Tag Archives: brother

Brother, Thou Art Loosed!


So I got quite a number of reactions to my last post. Hmmmm… some guys didn’t think it was funny o. Some thought it was a premeditated hit below the belt. Jor o! I didn’t set out to offend anybody.

Anyway, talking about reactions, a certain person, didn’t think a simple comment on my post would suffice. Not at all. Instead, homeboy took matters into his own hands and responded with an epistle.

So here’s introducing my very first guest blogger

…*drum rolls*…

Please welcome the comical @Sirkastiq from The Sarcastic Center.
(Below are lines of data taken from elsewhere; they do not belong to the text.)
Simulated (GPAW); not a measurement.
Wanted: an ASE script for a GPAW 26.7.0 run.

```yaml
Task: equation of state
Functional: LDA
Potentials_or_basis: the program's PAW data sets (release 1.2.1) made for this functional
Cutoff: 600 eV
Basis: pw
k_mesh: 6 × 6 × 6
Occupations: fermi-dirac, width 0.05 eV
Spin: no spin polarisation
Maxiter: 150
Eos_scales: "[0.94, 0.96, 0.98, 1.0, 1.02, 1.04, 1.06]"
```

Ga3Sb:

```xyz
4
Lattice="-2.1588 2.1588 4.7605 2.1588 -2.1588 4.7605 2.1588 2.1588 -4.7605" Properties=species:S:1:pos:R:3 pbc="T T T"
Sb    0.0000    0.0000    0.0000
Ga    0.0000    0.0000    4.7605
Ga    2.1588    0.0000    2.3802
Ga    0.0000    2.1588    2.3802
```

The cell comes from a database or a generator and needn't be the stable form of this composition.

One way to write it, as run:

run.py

Oh… and please don’t forget to leave a comment. I’d love to hear what you think.


Life is a bitch.

A bitch is a female dog.

Life is a female dog.

I wonder why life is considered female and why it has been correlated to a dog. However, I shall not brood on these matters, at least not today. This Lord’s day, I shall deal with a more pressing matter. A matter that has plagued the male race for eons. A problem that has (somehow) evaded any sort of solution. Today is however the day of salvation. Brethren! Our moment of emancipation is here! Slap your neighbor a hi-5 and say “NEIGHBOUR!” say NEIGHBOUR, DO YOU WANT TO GET OUT OF THE FRIENDZONE? Good stuff. Now take a seat.

So, I read the post by ‘the bespectacled one’ on how we (guys) can’t accept the “just a friend” tag and I was very annoyed. After much thought, I went ahead and did some research on how my niggas can escape from this devilish zone. Alright, guys, enjoy and thank me later.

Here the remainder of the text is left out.